California Department of Transportation


Each year in California, approximately 23,000 small signs supported by single 89mm x 89mm (4" x 4") or 89mm x 140mm (4" x 6") wood post set in auger-made dirt holes are knocked down by errant motorists. Roadside sign replacement along California's highways is a dangerous daily routine for Caltrans sign maintenance crews. During the last four years, 11 Caltrans employees have been killed while working on foot. Some of whom were in the process of replacing sign posts that had been found by errant vehicles. Each year, Caltrans maintenance crews are subjected to hundreds of hours of hazardous traffic exposure while replacing these sign posts.

Current Method of Replacing Sign

Replacing a typical knocked down sign takes a two-person crew approximately 40 minutes if a lane closure is not required. A typical non-lane closure replacement job requires removal of the broken wooden stub using a pick, pry bar, or shovel, cleaning of the hole using a manual post hole digger or power auger, mounting a sign panel on the sign post, cutting the new sign post to the required length, making sure the post is plumb, and finally backfilling and tamping the soil.

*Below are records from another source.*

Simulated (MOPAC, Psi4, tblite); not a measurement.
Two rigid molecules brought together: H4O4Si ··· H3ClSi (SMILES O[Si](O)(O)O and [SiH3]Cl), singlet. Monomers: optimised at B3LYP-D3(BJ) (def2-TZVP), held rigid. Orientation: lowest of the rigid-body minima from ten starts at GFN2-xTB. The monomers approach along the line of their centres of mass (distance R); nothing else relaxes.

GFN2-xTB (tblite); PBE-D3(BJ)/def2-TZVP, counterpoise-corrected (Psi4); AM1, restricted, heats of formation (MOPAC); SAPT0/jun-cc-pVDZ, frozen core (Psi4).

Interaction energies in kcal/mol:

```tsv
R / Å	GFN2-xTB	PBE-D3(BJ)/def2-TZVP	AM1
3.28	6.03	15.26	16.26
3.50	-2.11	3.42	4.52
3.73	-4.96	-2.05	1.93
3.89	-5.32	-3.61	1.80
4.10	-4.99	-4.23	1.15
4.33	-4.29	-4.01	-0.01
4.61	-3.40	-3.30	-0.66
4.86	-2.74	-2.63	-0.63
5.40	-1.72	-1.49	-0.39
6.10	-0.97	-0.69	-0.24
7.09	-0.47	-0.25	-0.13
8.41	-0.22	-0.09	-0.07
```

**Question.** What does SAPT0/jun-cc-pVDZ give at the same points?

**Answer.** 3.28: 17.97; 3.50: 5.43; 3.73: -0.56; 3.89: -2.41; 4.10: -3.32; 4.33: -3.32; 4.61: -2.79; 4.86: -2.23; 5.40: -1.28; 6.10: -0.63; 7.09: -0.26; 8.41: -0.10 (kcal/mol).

A few tubular steel sockets have been proposed in the past but had a common problem. The dimensions of the wooden posts vary considerably because they are either surfaced or rough sawn. The hole cavities in the steel sockets proposed thus far have had parallel sides with large radius corners and a fixed internal dimension that must be large enough to accept a wide dimensional variation in both surfaced or rough sawn standard wood posts.

Recognizing the high risk of serious injury to maintenance personnel due to errant traffic while replacing these downed sign posts, the Caltrans Design for Safety Concept Action Group requested that the Structural Materials Branch of Materials Engineering and Testing Services (METS) design, build, install and evaluate a new type of reusable foundation for the two smallest sizes of wooden posts which would reduce time needed for replacing small wood sign posts and hence exposure time of workers to traffic. This task was later handed over to the New Technology & Research Program, Office of Research. The goal of this project was to develop a foundation that would enable sign maintenance crews to complete stub removal and sign replacement in 10 minutes or less, with common tools that crews already carry.